You only need to look at the dramatic rise in class sizes to see through the DfE’s embarrassing propaganda over teacher numbers, says Geoff Barton


A press release from the Department for Education a couple of weeks ago on data from the school workforce census felt like an alternate reality (DfE, 2023).

It giddily proclaimed: “Schools in England now have more teachers than ever before.”

There was the slightest of nods from education secretary Gillian Keegan to acknowledge that all in the garden was not actually rosy. “We know there is more to do,” she said at one point. But, in general, it was a case of: “Crisis? What crisis?”

As a piece of propaganda, it was embarrassing. Even a quick glance at the data, revealed the glaring omission. What the press release did not mention is that there has also been a big increase in students.

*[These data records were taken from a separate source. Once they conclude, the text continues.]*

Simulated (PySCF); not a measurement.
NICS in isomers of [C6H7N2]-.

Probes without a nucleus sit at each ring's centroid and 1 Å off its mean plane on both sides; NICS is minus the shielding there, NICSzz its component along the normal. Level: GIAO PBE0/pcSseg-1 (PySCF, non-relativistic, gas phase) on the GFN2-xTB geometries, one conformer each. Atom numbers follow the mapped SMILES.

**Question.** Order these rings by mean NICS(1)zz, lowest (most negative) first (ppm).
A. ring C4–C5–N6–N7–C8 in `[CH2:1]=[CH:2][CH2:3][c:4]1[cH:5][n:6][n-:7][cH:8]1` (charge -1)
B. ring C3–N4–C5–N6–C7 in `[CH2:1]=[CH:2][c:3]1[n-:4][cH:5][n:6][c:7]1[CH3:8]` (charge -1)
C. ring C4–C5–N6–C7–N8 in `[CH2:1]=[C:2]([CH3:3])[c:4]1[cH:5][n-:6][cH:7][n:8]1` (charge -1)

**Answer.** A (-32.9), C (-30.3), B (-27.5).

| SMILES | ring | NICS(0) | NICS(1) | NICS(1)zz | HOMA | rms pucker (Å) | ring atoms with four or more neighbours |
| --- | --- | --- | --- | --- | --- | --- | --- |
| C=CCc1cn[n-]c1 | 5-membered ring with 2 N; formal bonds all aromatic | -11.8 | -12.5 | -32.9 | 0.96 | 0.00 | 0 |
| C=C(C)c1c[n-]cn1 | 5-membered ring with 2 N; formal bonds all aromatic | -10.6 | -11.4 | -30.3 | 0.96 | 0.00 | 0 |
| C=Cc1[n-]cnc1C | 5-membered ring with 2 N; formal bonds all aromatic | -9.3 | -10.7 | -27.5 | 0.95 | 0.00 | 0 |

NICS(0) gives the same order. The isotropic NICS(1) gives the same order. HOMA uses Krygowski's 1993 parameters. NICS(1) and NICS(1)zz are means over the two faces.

As SecEd reported last week, this increase in teachers has come at a time when student numbers across all schools have increased by 73,800 to nearly 9.1 million.

Indeed, the number of teachers has risen by 6% since 2010, but in that period there has been 11% increase in student numbers during this time.

In recognisable reality, rather than the alternate version in the DfE, the government routinely misses targets for recruiting graduates into teacher training courses and the data suggests a worsening picture on teacher retention.

Schools across England are struggling with teacher shortages which are more severe than they have ever been in living memory. Pay erosion, systemic workload pressure, and years of underfunding have devalued teaching and demoralised teachers and leaders.

This is why the Association of School and College Leaders is balloting on industrial action alongside colleagues in other teacher and leadership unions.

Buried deep in the DfE statistics is some data that the government was less keen to shout about because it sums up the impact of this crisis and concerns something the public cares about a lot – class sizes. Here it is.

You’ll see that the average class size in secondary schools has risen from 20.4 students in 2015/16 to 22.4 students in 2022/23. It is no coincidence that during this same period schools have suffered from a lack of sufficient funding and a chronic shortage of teachers. Faced with the hard facts of not having enough money or teachers, there is often no alternative other than to nudge up class sizes.

But the impact is at its starkest when one considers the number of students in large classes, that is classes of 31 or more. In 2015/16, the number of secondary school students in such classes was just over 300,000. Now it is close to 500,000 – a staggering increase of more than 60%.

The problem is not confined to secondary schools. In primary education, when one considers key stage 2 (given that there is a legal cap on key stage 1 class sizes) the number of students in large classes has increased from around 360,000 to nearly 400,000 – an increase of 11%.

In both secondary and key stage 2, the total number of students has risen in that time. But funding and teacher numbers should not be so tight that the system immediately buckles in response to a demographic change. And, in any case, the percentage increase in the number of students in large classes outstrips the increase in the number of students.

The inescapable conclusion is that many schools simply do not have the money or teachers that they need to teach many of their students in what I suspect most parents would consider to be a reasonably sized class.

Every now and then you will see an education expert pop up to challenge the notion that large classes are necessarily a bad thing. However, common sense suggests that it is more difficult to manage large classes, creates more teacher workload, and reduces the capacity for individual support. The inevitable risks are that educational quality may be compromised, and teachers are less likely to stay in the profession.

Parents tend to hate large class sizes. That creates a familiar problem for schools as they can end up taking the flak when the real culprits are sitting in offices in Whitehall insisting that schools have a record number of teachers.

If this makes you feel like Howard Beale in the 1976 film Network – “I’m as mad as hell, and I’m not going to take it anymore” – make sure you vote in your union’s ballot for industrial action.

As we say in our ballot at ASCL, your vote is your voice – #VoteForEducation.